I just noticed a little quirk with the "Follow path of current file" option for VTE.
Consider this... 1. Open a file in your $HOME directory. 2. Open another file from some other directory. 3. In vte, type "echo" followed by a space, but don't press return. 4. Click the on the tab of the first file you opened.
The resulting command is "echo cd /home/username"
Now imagine if you had typed "rm -rf " instead of "echo "
Yikes!
Maybe it would be safer to only issue the cd command if there is no other text on the command line. I skimmed through the vte headers and the only thing I see that might work is to call vte_terminal_get_cursor_position() first, and check to make sure the column value is zero.
- Jeff
On Tue, 4 Dec 2007 16:16:34 -0600, "Jeff Pohlmeyer" yetanothergeek@gmail.com wrote:
I just noticed a little quirk with the "Follow path of current file" option for VTE.
Consider this...
- Open a file in your $HOME directory.
- Open another file from some other directory.
- In vte, type "echo" followed by a space, but don't press return.
- Click the on the tab of the first file you opened.
The resulting command is "echo cd /home/username"
Now imagine if you had typed "rm -rf " instead of "echo "
It's getting really funny if the path of the file is "/" ;-).
Maybe it would be safer to only issue the cd command if there is no other text on the command line. I skimmed through the vte headers and the only thing I see that might work is to call vte_terminal_get_cursor_position() first, and check to make sure the column value is zero.
Yes but checking the column to zero doesn't help because it isn't at all. But we could keep the cursor position after a sent command(e.g. cd ...) and then compare it to the current cursor position just before sending any command to the VTE. This works in theory, but while testing it I noticed another problem: we send "cd ..." to the VTE using vte_terminal_feed_child() and after that we retrieve the current cursor position. But we get the "old" position because vte_terminal_feed_child() works asynchronously and so the code to retrieve the cursor position is executed before the cd command was actually executed. And I don't see a way to detect when the executed command within the VTE has finished.

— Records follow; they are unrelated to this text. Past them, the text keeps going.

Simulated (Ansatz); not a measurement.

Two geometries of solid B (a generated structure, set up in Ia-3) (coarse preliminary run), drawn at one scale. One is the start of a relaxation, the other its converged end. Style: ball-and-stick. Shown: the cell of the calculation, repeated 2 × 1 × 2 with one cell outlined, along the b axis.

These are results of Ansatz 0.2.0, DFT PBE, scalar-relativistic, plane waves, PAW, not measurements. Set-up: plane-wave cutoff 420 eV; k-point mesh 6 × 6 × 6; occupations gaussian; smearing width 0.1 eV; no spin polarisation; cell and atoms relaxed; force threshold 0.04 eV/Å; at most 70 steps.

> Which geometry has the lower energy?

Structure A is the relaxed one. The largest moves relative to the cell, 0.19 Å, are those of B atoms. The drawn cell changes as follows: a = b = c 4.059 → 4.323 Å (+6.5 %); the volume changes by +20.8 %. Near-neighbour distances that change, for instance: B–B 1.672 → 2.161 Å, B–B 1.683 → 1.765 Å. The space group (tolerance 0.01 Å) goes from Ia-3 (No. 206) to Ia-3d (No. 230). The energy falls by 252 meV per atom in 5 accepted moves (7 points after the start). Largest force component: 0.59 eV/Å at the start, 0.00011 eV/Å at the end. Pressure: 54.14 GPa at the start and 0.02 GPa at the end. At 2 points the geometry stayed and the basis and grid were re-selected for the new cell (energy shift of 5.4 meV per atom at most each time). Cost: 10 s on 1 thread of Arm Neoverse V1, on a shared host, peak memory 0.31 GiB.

The only thing I could imagine is to delay the retrieval of the new cursor position so that we can assume the command has finished. But this is somewhat ugly and may cause other errors. Delaying the cursor position retrieval could work for the "cd" command when switching between tabs but will probably fail when using the Run command in the VTE. Attached is a patch to check for changed cursor positions after a delay of 0.5 seconds. It seems to work for the "cd" command but it breaks the auto path changing feature as well as the ability to run commands in the VTE if one runs an open file in the VTE and the duration of the command is longer than the delay (0.5 seconds). All should work again after the VTE is restarted.
I'm not sure at all whether the way I did it in the patch is good, whether we should it in this way or whether there is any better way(I hope so).
Thanks for reporting, good catch.
Regards, Enrico
On Dec 5, 2007 9:19 AM, Enrico Tröger enrico.troeger@uvena.de wrote:
I'm not sure at all whether the way I did it in the patch is good, whether we should it in this way or whether there is any better way(I hope so).
Here is another idea - This patch issues a {HOME} escape sequence before "typing" the command, and then adds a " #" comment marker after it, so anything already on the command line becomes a comment.
It seems to work for me, but I'm not sure if the "\e[H" escape sequence is valid for all keyboards.
It also won't work unless the {HOME} key is bound to "beginning-of-line" (I assume that it is for most humans).
Note that I only changed for vte_cwd() but the same idea should work also for build_run_cmd() in build.c
- Jeff
On Wed, 5 Dec 2007 12:08:55 -0600, "Jeff Pohlmeyer" yetanothergeek@gmail.com wrote:
On Dec 5, 2007 9:19 AM, Enrico Tröger enrico.troeger@uvena.de wrote:
I'm not sure at all whether the way I did it in the patch is good, whether we should it in this way or whether there is any better way (I hope so).
Here is another idea - This patch issues a {HOME} escape sequence before "typing" the command, and then adds a " #" comment marker after it, so anything already on the command line becomes a comment.
It seems to work for me, but I'm not sure if the "\e[H" escape sequence is valid for all keyboards.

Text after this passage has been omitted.